Police said in a Weibo blog post that Lin’s 39-year-old colleague, identified only by his surname Xu, is suspected to be the culprit. While Chinese media observed that an executive named Xu Yao heads Yoozoo’s Three-Body Universe Cultural Development Co, which holds the IP to the trilogy, police have not confirmed he is the suspect. Lin is currently in a stable condition after receiving treatment.

Netflix announced in September that the company is teaming with Yoozoo to produce an English-language adaptation of Liu Cixin’s best-selling trilogy.

An impressive array of producing talent has been brought on board the project – including Game Of Thrones creators David Benioff and D.B. Weiss; Alexander Woo, whose credits include The Terror: Infamy for AMC; Rian Johnson and Ram Bergman (Knives Out); Brad Pitt’s Plan B Entertainment, and Primitive Streak, founded by Robie Uniacke and Rosamund Pike.

Liu Cixin and the trilogy’s English translator Ken Liu are on board as consulting producers.

Lin founded mobile games publisher Yoozoo in 2009 and has a net worth of $1bn according to the Hurun China Rich List. The company is best known outside China as the developer of Game Of Thrones: Winter Is Coming, a mobile game based on the HBO hit series.
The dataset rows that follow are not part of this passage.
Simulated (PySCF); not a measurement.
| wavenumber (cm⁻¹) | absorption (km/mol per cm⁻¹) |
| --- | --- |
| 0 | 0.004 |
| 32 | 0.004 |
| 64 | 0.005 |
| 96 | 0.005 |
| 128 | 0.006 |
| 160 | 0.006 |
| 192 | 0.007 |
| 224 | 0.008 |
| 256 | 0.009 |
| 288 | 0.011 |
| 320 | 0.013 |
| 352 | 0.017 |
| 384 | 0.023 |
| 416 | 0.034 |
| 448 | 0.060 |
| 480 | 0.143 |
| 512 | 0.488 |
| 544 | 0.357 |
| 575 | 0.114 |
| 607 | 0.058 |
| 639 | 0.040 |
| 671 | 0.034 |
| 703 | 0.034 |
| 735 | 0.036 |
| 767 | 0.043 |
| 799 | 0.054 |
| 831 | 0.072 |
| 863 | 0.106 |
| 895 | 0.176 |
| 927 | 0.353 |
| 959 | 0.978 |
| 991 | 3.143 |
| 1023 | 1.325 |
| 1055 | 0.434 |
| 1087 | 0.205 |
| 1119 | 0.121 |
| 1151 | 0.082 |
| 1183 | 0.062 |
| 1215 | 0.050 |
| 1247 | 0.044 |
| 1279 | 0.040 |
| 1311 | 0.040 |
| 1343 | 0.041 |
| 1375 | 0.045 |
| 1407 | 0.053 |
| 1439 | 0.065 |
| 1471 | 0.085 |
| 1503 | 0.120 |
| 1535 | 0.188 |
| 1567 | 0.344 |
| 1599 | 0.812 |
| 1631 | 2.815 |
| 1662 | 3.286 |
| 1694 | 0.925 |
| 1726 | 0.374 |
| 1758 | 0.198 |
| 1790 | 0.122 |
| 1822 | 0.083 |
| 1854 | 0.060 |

The company has already attempted a Chinese-language adaptation of The Three-Body Problem, a feature film directed by Zhang Fanfan, and starring Feng Shaofeng and Zhang Jingchu. The film was shot in northern China in 2015 but has never been released. Hopes are higher for an animated version of the trilogy, which Chinese streaming platform Bilibili commissioned from animation studio YHKT Entertainment (Incarnation).

Liu Cixin also wrote the short story that Chinese blockbuster The Wandering Earth was based on, and has fans including former US President Barack Obama and Facebook founder Mark Zuckerberg. However, he has also been a controversial figures in the US – in late September, five US senators questioned Netflix over adapting his work as he had allegedly supported the Chinese government’s policies to jail ethnic minority Uighurs in Xinjiang.